What are the rules? Basic stuff like don’t lie, debate the issue not the person, etc. Maybe I’ll come up with a list. There’s a whole set of behaviors that can make your argument appear stronger while in fact all you’re doing is peeing in the pool for everyone who cares about truth.
If you care about being right, then you will give your side of the debate your utmost. You’ll present the best evidence, use the tightest arguments, and throw in some rhetorical flourishes for good measure. But if you care about being right, then you will not break the rules to advance your argument (No lying!) and you also won’t just abandon your argument in midstream to switch to a new one that seems more promising. Anyone who does that–who swaps their claims mid-stream whenever they see one that shows a more promising temporary advantage–isn’t actually trying to be right. They’re trying to appear right.
They’re not having an argument or a debate. They’re fighting for prestige or protecting their ego or doing something else that looks like an argument but isn’t actually one.
I wrote this partially to vent. Partially to organize my feelings. But also to encourage folks not to give up hope, because if you believe that nobody cares about truth and changing minds is impossible then it becomes a self-fulfilling prophecy.
And you want to know the real danger of relativism and post-modernism and any other truth-adverse ideology? Once truth is off the table as the goal, the only thing remaining is power.
As long as people believe in truth, there is a fundamentally cooperative aspect to all arguments. Even if you passionately think someone is wrong, if you both believe in truth then there is a sense in which you’re playing the same game. There are rules. And, more than rules, there’s a common last resort you’re both appealing to. No matter how messy it gets and despite the fact that nobody ever has direct, flawless access to truth, even the bitterest ideological opponents have that shred of common ground: they both think they are right, which means they both thing “being right” is a thing you can, and should, strive to be.
But if you set that aside, then you sever the last thread between opponents and become nothing but enemies. If truth is not a viable recourse, all that is left is power. You have to destroy your opponent. Metaphorically at first. Literally if that fails. Nowhere does it say on the packaging of relativism “May lead to animosity and violence”. It’s supposed to do the opposite. It’s advertised as leading to tolerance and non-judgmentalism, but by taking truth off the table it does the opposite.
Humans are going to disagree. That’s inevitable. We will come into conflict. With truth as an option, there is no guarantee that the conflict will be non-violent, but it’s always an option. It can even be a conflict that exists in an environment of friendship, respect, and love. It’s possible for people who like and admire each other to have deep disagreements and to discuss them sharply but in a context of that mutual friendship. It’s not easy, but it’s possible.

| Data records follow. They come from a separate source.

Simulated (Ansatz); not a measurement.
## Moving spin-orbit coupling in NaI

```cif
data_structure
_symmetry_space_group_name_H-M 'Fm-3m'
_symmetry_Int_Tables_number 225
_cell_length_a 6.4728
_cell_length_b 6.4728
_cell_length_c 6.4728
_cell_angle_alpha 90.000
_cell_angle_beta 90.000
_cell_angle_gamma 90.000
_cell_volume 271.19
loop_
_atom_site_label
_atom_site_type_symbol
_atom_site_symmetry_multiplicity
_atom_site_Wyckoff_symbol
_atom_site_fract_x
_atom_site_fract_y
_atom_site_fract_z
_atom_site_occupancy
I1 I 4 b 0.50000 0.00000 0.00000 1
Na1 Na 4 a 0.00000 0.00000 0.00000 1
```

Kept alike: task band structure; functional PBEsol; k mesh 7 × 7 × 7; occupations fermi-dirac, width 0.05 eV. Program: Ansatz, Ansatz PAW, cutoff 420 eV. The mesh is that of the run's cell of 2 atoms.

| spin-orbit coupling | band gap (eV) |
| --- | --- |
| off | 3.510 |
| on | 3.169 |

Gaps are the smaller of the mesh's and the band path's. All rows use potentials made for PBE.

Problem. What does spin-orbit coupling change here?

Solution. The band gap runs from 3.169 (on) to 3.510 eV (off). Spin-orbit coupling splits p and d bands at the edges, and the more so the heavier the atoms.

Take truth off the table, and that option disappears. This doesn’t mean we go straight from relativism to mutual annihilation, but it does mean the only thing left is radical partisanship where each side views the other as an alien “other”. Maybe that leads to violence, maybe not. But it can’t lead to friendship, love, and unity in the midst of disagreement.
So I’ll say it one more time: I want to be right.
I hope you do, too.
If that’s the case, then there’s a good chance we’ll get into some thundering arguments. We’ll say things we regret and offend each other. Nobody is a perfect, rational machine. Biases don’t go away and ego doesn’t disappear just because we are searching for truth. So we’ll make mistakes and, hopefully, we’ll also apologize and find common ground. We’ll change each other’s minds and teach each other things and grudgingly earn each other’s respect. Maybe we’ll learn to be friends long before we ever agree on anything.
Because if I care about being right and you care about being right, then we already have something deep inside of us that’s the same. And even if we disagree about every single other thing, we always will.
What could the “something else” people are protecting besides prestige and ego be? I’ve been reading the new website New Discourses, and they have some articles likening “wokeness” or “social justice” – more specifically, the anti-racism movement – to cults. Some people’s behavior makes more sense when viewing it in this light. They’ve been indoctrinated, and being proven wrong would not just make them look bad in the moment, it would shake up an entire identity they’ve built and the sense of security and belonging that comes with that identity. So they have much more to lose by being wrong than a bit of prestige.
Now that I think about it more, though, I think one of the reasons why it’s so hard to finish an argument before one or more people give up and walk away, is that every single day people really feel like what they’re arguing about is life and death. We’re talking about very high-stakes issues all the time now, and finding out you’re wrong on one of those issues could mean you’re supporting a policy that’s hurting and killing people – a place no one wants to find themselves in. And since every current event gets turned into a right vs. left issue, we’re constantly being put in a place where we have to defend our fundamental worldviews, and people whose identity and sense of security are tied up in that worldview really feel like they can’t afford to lose, so they dig in their heels.